Tuesday, October 03, 2006

Polls, Predictions, and Puke

In the interest of full disclosure and advance explanation of likely snarkiness on my part, I should mention that in four days I begin taking Mid-Terms in three graduate courses. The significance of this fact is that I have had much less time to work on poll analysis than I would like, and so this article will necessarily be more general than usual in thought.

It’s October in an election year, which means that while all the kiddies are picking out imaginative costumes to wear, the pollsters are going all out to find the most imaginative spin for their press releases, because this is their big chance to be – drum roll please – “newsmakers”.

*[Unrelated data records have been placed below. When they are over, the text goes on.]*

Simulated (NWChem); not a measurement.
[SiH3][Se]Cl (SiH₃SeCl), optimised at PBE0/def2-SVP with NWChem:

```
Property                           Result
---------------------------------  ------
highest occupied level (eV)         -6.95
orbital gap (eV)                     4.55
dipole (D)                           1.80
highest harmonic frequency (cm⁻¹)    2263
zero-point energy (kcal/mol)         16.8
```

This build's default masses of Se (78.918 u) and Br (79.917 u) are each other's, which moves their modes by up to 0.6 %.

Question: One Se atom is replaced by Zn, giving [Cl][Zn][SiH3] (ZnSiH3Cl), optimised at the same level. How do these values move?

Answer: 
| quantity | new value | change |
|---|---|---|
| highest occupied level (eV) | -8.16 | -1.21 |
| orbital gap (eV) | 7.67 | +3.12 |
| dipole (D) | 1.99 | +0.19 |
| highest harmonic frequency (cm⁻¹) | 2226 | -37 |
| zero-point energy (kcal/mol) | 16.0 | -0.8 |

If you find that notion, that polls should be considered news of themselves, more than slightly irritating, join the club. Polls are news in the same way that former Representative Foley would be a good babysitter for your boys, or Nancy Pelosi has a valid comprehension of U.S. National Security. I have spent what little free time I had during the past couple weeks reading predictions for the 2004, 2002, and 2000 elections, and frankly if I were a polling group I would be more than a little bit humble about what I claimed. Granted, most polls played CYA in the late months, making calls both ways so that they could come back later, bury the wrong guesses, shine a light on the lucky guesses and call themselves “experts”. I will claim bluntly that I am as much or more an expert as John Zogby or Larry Sabato on predicting elections, but that’s not claiming much – anyone could hope to do better than those clowns, yet they continue to get paid for shoddy work and biased claims. There was not even one truly reliable predictor of the last three elections, and the reader should be aware of this whenever considering a poll report.

The first reason most reports cannot and do not predict the outcome of an election to any degree of reliability, is the nature of the organization which releases the report. Polls, for example, are at best no more than a snapshot of the mood of the public. And polls are not all that equal, bias finding its way into most of them to varying degrees, sometimes so blatantly as to create comedy rather than veracity. Should the reader find him or herself interested in examining a poll, I will repeat here the basic caveats of poll analysis:

- All valid polls which release results to the public will also release internal data
- All valid polls will use a consistent methodology from one occasion to the next, and will report that method in their summary
- All valid polls will weight according to Census norms and known demographic political balances
- All valid polls will make archive data available for comparison to current polls


To be blunt, very few polls meet this standard. Gallup, Pew, The New York Times, NBC News/Wall Street Journal, Newsweek and Survey USA are the only organizations which perform to these standards (in the case of the NYT, Newsweek and NBC/WSJ, these companies sponsor polls and demand consistent standards as I described) on a regular basis. This does not mean that I agree with their stated conclusions, but rather that their transparency means that suspected bias can be backed out and the numbers examined in an unweighted or rebalanced state if so desired.

It is also in the nature of election predictors to fall into two common blunders. If a group you have never heard of suddenly claims spectacular results from its predictions, it may well not be a coincidence. Many groups which “predict” elections do nothing of the sort – rather than risk seeing their prediction blow up in their face, as Sabato and Zogby had happen in 2004, they post a number of mildly worded opinions, ranging to cover all reasonable possibilities but nothing to call unusual attention to any one position, then later on pretend that their wisdom and mathematical genius foretold the results. The other common practice is the last-minute pick; Tradesports and similar shills make a fair piece of change by promoting the “accuracy” of their positions immediately before election day – they never mention the wild variance in their mid-season numbers. To put this in perspective, the election campaign effectively begins when the general candidates are known, say by late spring. This gives us, roughly, 180 days of campaign during which time someone may make a prediction. To make a call two days before the election is like predicting the winner of a football game with half a minute to go in the fourth quarter; it’s gutless and has no value as a predictor. I will harass John Zogby for being so partisan in the 2004 election, but at least he had the guts to call his prediction in the summer. He was completely wrong and destroyed his credibility as a pollster, but at least he called his shot plainly (though it should be noted that Zogby began back-tracking from his prediction a few weeks later).

Next: Poll Integrity

2 comments:

Anonymous said...

good luck on your midterms !

you won't need it...

kick ass, as they say in the NYC Area...

take no prisoners and such...

thanks for the insight on the poll data.

curious, if the MSM is so desperate, they are going to be in major depression after this NOV.

Anonymous said...

DJ, you are without a doubt the best when it comes to analyzing the bias in polling. Keep up the good work and good luck on those midterms.